[This post originally appeared on the now-defunct site Bustales back in 2007.]
He sat down on the bus seat right in front of me, while I was trying to read about how each of us individually creates meaning from the complex tapestry of the American city. I was sitting there with my nose in the book when all of a sudden this young kid (there was a whole, loud group of them in the back of the bus, where the cool kids sit) … this kid plunks down next to me on the seat.
The bus was not even close to full, so that was kind of weird. But, being a non-confrontational Minnesotan, I ignored my new neighbor.

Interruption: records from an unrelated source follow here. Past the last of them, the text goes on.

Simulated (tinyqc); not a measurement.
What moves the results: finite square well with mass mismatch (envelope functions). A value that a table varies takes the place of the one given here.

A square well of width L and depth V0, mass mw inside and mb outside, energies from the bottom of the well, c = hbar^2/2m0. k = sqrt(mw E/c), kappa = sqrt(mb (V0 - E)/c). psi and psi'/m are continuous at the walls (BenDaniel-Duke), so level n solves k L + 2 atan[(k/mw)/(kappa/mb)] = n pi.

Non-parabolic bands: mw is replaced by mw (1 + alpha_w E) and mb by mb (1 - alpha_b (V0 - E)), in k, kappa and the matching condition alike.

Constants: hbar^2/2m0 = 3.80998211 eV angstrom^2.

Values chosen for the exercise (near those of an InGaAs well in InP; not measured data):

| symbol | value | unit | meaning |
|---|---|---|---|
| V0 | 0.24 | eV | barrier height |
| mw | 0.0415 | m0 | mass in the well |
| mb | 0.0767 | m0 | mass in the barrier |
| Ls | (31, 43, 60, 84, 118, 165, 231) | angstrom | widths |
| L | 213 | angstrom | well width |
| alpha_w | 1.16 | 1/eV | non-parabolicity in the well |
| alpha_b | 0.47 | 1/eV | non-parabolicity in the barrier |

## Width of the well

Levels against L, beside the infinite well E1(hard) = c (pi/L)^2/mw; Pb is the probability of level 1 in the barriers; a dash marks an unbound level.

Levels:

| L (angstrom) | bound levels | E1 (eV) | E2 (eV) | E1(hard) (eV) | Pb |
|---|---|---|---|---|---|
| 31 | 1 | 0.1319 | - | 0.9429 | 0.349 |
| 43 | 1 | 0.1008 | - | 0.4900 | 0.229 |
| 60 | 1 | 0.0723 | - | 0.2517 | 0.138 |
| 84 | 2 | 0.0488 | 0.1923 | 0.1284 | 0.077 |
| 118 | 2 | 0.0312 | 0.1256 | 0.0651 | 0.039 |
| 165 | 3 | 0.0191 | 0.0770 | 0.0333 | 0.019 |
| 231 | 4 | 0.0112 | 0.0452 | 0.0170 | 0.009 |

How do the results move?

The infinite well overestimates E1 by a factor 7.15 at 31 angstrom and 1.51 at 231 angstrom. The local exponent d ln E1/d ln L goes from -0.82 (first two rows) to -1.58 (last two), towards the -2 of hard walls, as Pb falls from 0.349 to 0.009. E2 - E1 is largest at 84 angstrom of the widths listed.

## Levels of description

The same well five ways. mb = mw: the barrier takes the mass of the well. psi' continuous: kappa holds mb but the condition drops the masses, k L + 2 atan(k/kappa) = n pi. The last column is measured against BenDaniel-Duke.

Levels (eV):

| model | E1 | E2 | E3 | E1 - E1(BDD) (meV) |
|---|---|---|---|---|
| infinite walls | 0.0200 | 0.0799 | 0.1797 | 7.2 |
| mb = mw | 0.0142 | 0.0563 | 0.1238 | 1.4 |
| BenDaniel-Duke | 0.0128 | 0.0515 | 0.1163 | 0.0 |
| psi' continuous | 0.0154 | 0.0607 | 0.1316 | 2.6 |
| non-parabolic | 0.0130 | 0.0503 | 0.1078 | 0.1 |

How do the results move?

Soon he left, but not long after that another, different kid sat down next to me. Was this some sort of practical joke, I asked myself, and I wondered ignoringly until the kid turned back to her friends and shouted, “It’s Real!” A sea of giggles bubbled up from the audience.
That got me thinking, and noticing. What’s real? What’s so funny?
Now, granted, this was no punk making a point. This was a typical working-class, mesh-hat octogenerian, sitting and riding the bus because he was too old or too poor to drive. He was your everyday bus companion — except that he had a mousetrap on his ear.
I took some invasive pictures, and the kids kept giggling, but either the old man didn’t notice, or he was too proud to acknowledge us. And, as I sat there in wonder, I just had to start laughing. I busted a gut — it was so utterly foreign, so abnormal, so crazy.
A while later a lady who apparently was acquainted with the guy boarded the bus, saw him, and sat down next to him. “Art. How’ve you been?”
Art mumbled something.
“Say, Art. You’ve got a mousetrap on your ear,” the lady stated, her jaw hitting the dirty bus floor. “You know you’ve got a mousetrap on your ear?”
Again, Art mumbled… something about the mousetrap. I couldn’t make it out. The only thing I heard was the word “yesterday.”
“You’re crazy,” the lady said, and she quickly moved to another seat.
Maybe he was crazy. Though, apart from the mousetrap, he didn’t seem particularly loony to me. But this guy has been making me laugh for going on eight hours years now. It’s made me think about all the ways in which the world don’t move to the beat of just one drum.
[It's a true story. In the comments on the original now-gone post, there
were a few stories from people who knew this guy, including a story
about how a co-worker once saw him jump onto a machine at work and "piss on it" after another co-worker had jokingly said to do so, and how in the kitchen in his house there were forks hanging from the ceiling, tied with fishing line for some reason.]